No Home without History

14-05-2019 15:05

By Arpita Bajpeyi and Sinead Cox

Home is where much of the drama of identity is enacted. Home is where we learn our histories, and it is from these that our concept and connection to a ‘home’ is shaped.

This was one of the themes that emerged during New Histories / Old Roots at the Livery Theatre in Goderich, Ontario on March 23rd 2019 through four diverse performances staged over the course of one evening — all touching on histories of homes lost, found, stolen, divided, and remembered. Each performance approached ‘home’ in a distinct way: through singing and drumming, dramatic reading, film and poetry, and theatre. And from each artist we learned that there is no home, in any sense of the word, without history.

Performers at Staging our Histories 2019

New Histories / Old Roots was the fourth such performance Staging Our Histories has organized — in addition to workshops and conference presentations (including the New Directions in Active History performance keynote in 2015) — since we founded the non-profit organization in 2014 with our co-founder Marie-Anne Gagnon.

Staging Our Histories started as the initiative of three graduates fresh out of Carleton University’s Public History Master’s program. We wanted to create the kind of opportunities that we did not see in the field: to channel the power and immediacy of performance to provide a platform for diverse and untold histories off the page. The calibre of performers and the audience response during our first event — History a(Live) at the National Arts Centre’s 4th Stage in Ottawa– inspired us to continue the project despite international moves and full time jobs in the subsequent years.

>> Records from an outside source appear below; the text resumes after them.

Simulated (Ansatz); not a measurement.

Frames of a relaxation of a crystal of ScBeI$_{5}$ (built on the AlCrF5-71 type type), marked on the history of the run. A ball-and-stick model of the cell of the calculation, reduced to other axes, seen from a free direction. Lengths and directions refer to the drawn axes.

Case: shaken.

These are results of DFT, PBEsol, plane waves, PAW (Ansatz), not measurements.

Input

New Histories/Old Roots was Staging Our Histories’ second event in Goderich, following autumn 2017’s Unharvested Histories, also at the Livery Theatre. The theme of ‘Histories of Home’ originated with our open call for submissions in fall 2018. As co-directors, we were thinking of political shifts in Ontario and the growing newcomer and refugee communities in places like Goderich. For many reasons, discussions about seeking performances of local and personal histories led us to rethink the nature of ‘home’ and its many permutations– of the loss of home, its construction anew, what it means to find home, or to have multiple homes simultaneously. Of course, the ways in which lines are drawn around communities, to announce who ‘belongs’ and who does not, can be extremely performative.

Aside from Goderich being Sinead’s hometown, we were compelled to return to rural Southwestern Ontario to reach audiences that have less access or platforms for the kind of performances we hoped to curate. We wanted to stage a diversity of stories that would expand, enrich and challenge the prevalent and established historical narratives that codify assumptions about who is and has been ‘at home’ in rural Ontario.

After an introduction by popular local historian and host David Yates, the Warrior Womyn of the Positive Drum opened New Histories/Old Roots with songs in multiple Indigenous languages, including a particularly powerful composition by an inmate of the Kingston Penitentiary that was given to one of the Warrior Womyn. The members, and some of their children, were brought together by the Nokee Kwe Positive Voice program in London, Ontario and represent diverse nations. Over the course of their evocative singing and drumming performance, followed by a talk-back where each artist introduced her nation, it became clear that for the Warrior Womyn home was community. ‘Home is my sisters,’ as one member told the audience.

David Yates discusses their performances with Ted McGee, Donna Penrose and some of the Warrior Womyn. Photo by Devin Sturgeon.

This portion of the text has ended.